Grandma Takes the Place of a Damaged Mom

ByABC News
May 26, 2005, 5:13 PM

May 26, 2005 -- -- On the streets of Newark, N.J., parents are too often high on drugs, drifting in and out of their children's lives.

"My mommy is sick and my daddy is sick and sometimes they make me feel like they don't want to take care of me anymore," Ayesha, 12, told "Primetime Live."

The problem for Ayesha and her brother, Michael, 10, is not a mother who has abandoned them, but a mother who's too often a frightening presence.

Fortunately, they have their grandmother, Martha Spencer.

"They help me as much as I help them," Spencer said. "And that's why God give them to me, 'cause he knows I needed them as much as they needed me."

During Michael's last birthday, his mother, Tina, who is also mentally ill, showed up claiming she was not on drugs that night. But the pizza had hardly been finished when Tina got up to leave and head back to the streets.

Spencer tried to save the party by pulling her daughter aside and telling her, "Remember what you promised." Tina left.

Spencer consoled her granddaughter, telling her: "She'll be OK. She [is] going to get it together, Ayesha. It will take a little while, but she's going to get it together."

Ayesha knew better, but clung to the dream of a happy ending. "My perfect place would be living with my mom and dad. I would make them better," she said.

Years ago, Spencer, who is 66 years old, realized Michael and Ayesha could no longer live with their mother.

"I am at the point where when I see my daughter high that I feel like I am beginning to hate her, and I don't want that," she said, crying. "I can't take it any longer."
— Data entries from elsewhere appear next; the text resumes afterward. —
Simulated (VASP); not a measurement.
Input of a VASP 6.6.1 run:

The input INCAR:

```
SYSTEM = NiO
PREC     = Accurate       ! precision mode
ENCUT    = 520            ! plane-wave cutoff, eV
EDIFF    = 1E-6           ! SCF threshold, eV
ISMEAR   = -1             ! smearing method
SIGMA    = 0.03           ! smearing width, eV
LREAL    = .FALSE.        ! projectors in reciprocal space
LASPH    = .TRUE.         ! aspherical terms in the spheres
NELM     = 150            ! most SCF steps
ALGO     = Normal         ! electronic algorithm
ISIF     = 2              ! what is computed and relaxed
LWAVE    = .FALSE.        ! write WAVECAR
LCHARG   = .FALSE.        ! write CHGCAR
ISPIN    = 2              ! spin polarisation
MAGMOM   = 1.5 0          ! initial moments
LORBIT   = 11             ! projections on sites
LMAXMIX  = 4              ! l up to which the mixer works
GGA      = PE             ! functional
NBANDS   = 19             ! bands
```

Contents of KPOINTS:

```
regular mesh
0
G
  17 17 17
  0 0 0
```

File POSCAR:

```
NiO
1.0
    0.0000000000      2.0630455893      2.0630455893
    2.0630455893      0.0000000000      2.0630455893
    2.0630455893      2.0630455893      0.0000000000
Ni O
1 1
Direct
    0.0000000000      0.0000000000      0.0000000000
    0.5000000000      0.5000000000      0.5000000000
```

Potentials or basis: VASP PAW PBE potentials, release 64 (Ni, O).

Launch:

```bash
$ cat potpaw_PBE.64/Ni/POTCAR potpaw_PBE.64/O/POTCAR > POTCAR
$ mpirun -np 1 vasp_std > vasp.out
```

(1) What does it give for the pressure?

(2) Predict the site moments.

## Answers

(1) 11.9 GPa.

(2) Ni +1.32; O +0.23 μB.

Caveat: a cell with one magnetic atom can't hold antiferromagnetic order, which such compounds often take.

But they couldn't live with Spencer either. Her building was for seniors only and did not allow children. So Spencer hid Michael and Ayesha while she searched for a new place to live openly with them.

Spencer was asked what she thought now about how she had raised her children.

"I had to go wrong somewhere," she said. "I never used drugs. I've never smoked marijuana and I've always taught them against it. I had to do something wrong in order for them to go to drugs."